Signed in blue ballpoint pen on the sweet spot
Sanford "Sandy" Koufax (/ˈkoʊfæks/; born Sanford Braun; December 30, 1935) is a retired American Major League Baseball (MLB) left-handed pitcher. He pitched twelve seasons for the Brooklyn/Los Angeles Dodgers, from 1955 to 1966. Koufax, at age 36 in 1972, became the youngest player ever inducted into the Baseball Hall of Fame.
Koufax's career peaked with a run of six outstanding years from 1961 to 1966, before arthritis in his left elbow ended his career prematurely at age 30. He was an All-Star for six seasons and was the National League's Most Valuable Player in 1963. He won three Cy Young Awards in 1963, 1965, and 1966, by unanimous votes, making him the first three-time Cy Young winner in baseball history and the only one to win three times when one overall award was given for all of major league baseball instead of one award for each league. Koufax also won the NL Triple Crown for pitchers those same three years by leading the NL in wins, strikeouts, and earned run average.

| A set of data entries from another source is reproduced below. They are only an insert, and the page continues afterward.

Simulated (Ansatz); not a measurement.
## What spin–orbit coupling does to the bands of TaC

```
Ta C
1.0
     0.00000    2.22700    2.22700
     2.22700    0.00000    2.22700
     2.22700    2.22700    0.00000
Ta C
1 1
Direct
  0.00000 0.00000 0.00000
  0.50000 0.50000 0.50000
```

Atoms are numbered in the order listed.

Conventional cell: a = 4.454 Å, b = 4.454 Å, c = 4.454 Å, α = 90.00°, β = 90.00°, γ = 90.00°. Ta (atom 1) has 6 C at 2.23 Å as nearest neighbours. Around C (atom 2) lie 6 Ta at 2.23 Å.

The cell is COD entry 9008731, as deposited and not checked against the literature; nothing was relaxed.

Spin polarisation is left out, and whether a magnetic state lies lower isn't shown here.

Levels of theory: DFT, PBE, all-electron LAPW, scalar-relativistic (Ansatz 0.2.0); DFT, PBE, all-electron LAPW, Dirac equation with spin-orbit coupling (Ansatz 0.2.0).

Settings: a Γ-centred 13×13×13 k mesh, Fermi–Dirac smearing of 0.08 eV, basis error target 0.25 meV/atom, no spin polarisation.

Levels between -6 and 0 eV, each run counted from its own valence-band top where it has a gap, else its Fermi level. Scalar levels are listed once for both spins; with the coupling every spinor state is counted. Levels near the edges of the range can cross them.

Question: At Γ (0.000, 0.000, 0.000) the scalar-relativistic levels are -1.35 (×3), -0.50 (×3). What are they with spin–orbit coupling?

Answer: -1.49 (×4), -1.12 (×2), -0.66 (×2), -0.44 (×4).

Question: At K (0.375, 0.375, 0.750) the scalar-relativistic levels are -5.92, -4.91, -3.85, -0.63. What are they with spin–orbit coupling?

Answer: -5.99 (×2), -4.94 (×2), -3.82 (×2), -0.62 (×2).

Koufax was the first major league pitcher to pitch four no-hitters and the eighth pitcher to pitch a perfect game in baseball history. Despite his comparatively short career, Koufax's 2,396 career strikeouts ranked 7th in history as of his retirement, trailing only Warren Spahn (2,583) among left-handers. Koufax, Randy Johnson, Pedro Martínez, and Nolan Ryan are the only four pitchers elected to the Hall of Fame who had more strikeouts than innings pitched.
Koufax is also remembered as one of the outstanding Jewish athletes in American sports. His decision not to pitch Game 1 of the 1965 World Series because it fell on Yom Kippur garnered national attention as an example of conflict between professional pressures and personal beliefs.